China shares closed at an eight-month low yesterday, hit by a fresh selling spree in bank stocks as investors shrugged off new rules tightening controls on initial public offerings, brokers said.
Regulators, in an apparent effort to ease concern over excess share issues which have helped cause a two-month market slump, announced yesterday they would set stricter requirements for companies applying for IPOs.
Among new regulations, proceeds raised from a corporate IPO must not exceed a company's unaudited net assets at the end of the previous year by more than two times, the China Securities Regulatory Commission (CSRC) said.
Firms planning IPOs must also be independent from their corporate parents from 2004, with no more than 30 percent of turnover connected with major shareholders, the CSRC said in new rules published in the press.
The firms' core businesses and shareholders that have controlling stakes must not have changed over the previous three years, the CSRC said.
A slew of IPOs, secondary stock offers and convertible bond issues have raised at least US$1.6 billion over the past month alone, further weighing on a market already struggling with tighter lending and relatively high valuations.

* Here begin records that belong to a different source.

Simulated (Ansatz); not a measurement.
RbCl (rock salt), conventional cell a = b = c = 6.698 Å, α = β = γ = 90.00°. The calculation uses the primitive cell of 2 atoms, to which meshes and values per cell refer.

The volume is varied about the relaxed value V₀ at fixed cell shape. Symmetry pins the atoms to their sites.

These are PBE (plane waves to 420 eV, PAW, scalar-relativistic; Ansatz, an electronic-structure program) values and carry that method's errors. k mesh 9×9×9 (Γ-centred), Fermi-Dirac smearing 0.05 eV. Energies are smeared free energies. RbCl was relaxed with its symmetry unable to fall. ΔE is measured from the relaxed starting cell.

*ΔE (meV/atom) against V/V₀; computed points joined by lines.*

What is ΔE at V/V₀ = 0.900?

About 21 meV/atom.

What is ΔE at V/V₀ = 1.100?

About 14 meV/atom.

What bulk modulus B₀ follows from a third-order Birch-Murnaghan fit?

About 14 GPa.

But the benchmark Shanghai composite index, grouping hard-currency B shares for foreigners and yuan-denominated A shares, still finished down 0.71 percent at 1,381.443 points, the lowest closing level since January 8 when it ended at 1,372.067.
The Shenzhen sub-index fell 0.64 percent yesterday to 3,075.78 points.
China Merchants Bank Co Ltd was one of yesterday's most active counters, falling 3.26 percent to 9.20 yuan (US$1.11), partly hit by its plan to issue convertible bonds.
The lender has slipped 12.5 percent since August 26 when it announced it would issue 10 billion yuan (US$1.21 billion) in five-year bonds convertible to A shares in China's largest ever issue of the investment instrument.
"The fall in blue-chip companies like bank stocks exerted further downward pressure on the market today," said analyst Luo Xiaoming at Pingan Securities. "We expect further weakness in the near term, possibly until the National Day holiday."
Analysts said they believed the Shanghai composite index could drop another 5 percent to test a year low of 1,311.684 points set on January 6 before the stock market is closed from October 1 to 7 for the National Day holiday.
The index has fallen 10.26 percent since mid-July, battered by a slew of negative factors such as too many stock offers and a government tightening in bank lending, which triggered worries over a shortage of money in the markets, brokers said.
The other four listed banks fell too yesterday as investors believed the recent tightening of bank lending would have a negative impact on their business, brokers said.
Shanghai Pudong Development Bank Co Ltd closed down 1.65 percent at 9.56 yuan (US$1.15) and Huaxia Bank Co Ltd slipped 0.69 percent to 7.21 yuan (US$0.87).
China's yuan ended flat versus the US dollar at 8.2773 yesterday, at the stronger end of its managed trading range.
The yuan moves in a band of 8.2760 to 8.2800 enforced by the central bank.
Turnover rose to US$500 million from a thin US$350 million on Friday. The yuan weakened to 7.3553 against 100 Japanese yen from 7.1748 and softened versus the euro to 9.4700 from 9.3220.